St. Pete Police Chief Anthony Holloway now says the department will move forward with plans to implement body cameras … eventually.
“Right now there are a lot of problems with body cameras,” Holloway said in a YouTube video posted on the agency’s Facebook page last week. “Everyone’s trying to come up with the right policy to protect the privacy of the officer and also to protect the privacy of the citizen.”
“If I go into your home and burglary and nothing happens, your neighbor then could ask for a copy of that tape and they can see everything that’s in your home. I don’t feel comfortable with that at this time – who am I giving this to?”
The video statement, obviously edited for time, is reminiscent of Holloway’s previous thoughts on body cameras, though his stance does seem to have loosened a bit.
In a January speech at Suncoast Tiger Bay, Holloway did call the technology inevitable, but favored dash cams on police cruisers instead. During that speech he said body cameras wouldn’t increase trust among citizens.
“How many times was it that everybody watching instant replay saw three different things?” Holloway asked.

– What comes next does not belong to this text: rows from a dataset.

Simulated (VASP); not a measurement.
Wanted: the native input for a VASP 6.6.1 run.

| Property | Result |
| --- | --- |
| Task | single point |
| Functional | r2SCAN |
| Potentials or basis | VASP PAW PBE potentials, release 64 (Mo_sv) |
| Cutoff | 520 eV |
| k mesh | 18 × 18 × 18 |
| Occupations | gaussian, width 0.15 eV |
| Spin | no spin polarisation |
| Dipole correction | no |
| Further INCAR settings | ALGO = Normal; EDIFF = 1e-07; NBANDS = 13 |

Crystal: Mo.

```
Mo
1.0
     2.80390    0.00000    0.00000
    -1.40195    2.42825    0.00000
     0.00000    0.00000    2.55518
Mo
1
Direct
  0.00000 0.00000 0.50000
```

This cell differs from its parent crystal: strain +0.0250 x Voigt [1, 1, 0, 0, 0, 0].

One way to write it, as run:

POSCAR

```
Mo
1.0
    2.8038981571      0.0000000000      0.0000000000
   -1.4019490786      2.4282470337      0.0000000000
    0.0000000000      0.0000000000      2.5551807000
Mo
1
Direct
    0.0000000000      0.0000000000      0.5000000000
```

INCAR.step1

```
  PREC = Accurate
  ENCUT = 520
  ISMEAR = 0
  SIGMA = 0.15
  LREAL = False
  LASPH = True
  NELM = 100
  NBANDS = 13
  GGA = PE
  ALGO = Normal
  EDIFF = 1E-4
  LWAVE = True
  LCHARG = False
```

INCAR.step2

The police chief noted several problems with body cameras that have yet to be worked out, including privacy concerns.
In that regard, Holloway’s position doesn’t seem to have evolved all that much, but instead of referring to them in terms of inevitable, which implies implementation far down the road, Holloway now seems to be evaluating the technology for a sooner-rather-than-later approach.
“We’re going to let other agencies do their testing, figure out what policies their writing and then make sure the courts are in agreement with these policies to protect not only the officer’s privacy but the citizen’s privacy and then we’ll move forward,” Holloway said in the most recent video.
Holloway also said the agency needs to evaluate cost.
“The cameras are very cheap,” Holloway said. “But as we start storing all this information – how much is it going to cost? How long are we going to have to store it and then who are we going to give this information to once it is stored?”
Instead of mentioning the viability of dash cams in lieu of body cams, Holloway called them “a great technology” that will “help us out.”
Proponents of body cameras for police officers argue dash cams aren’t enough because they only show what is happening directly in front of the police car and often miss parts of situations that happen out of the camera’s scope.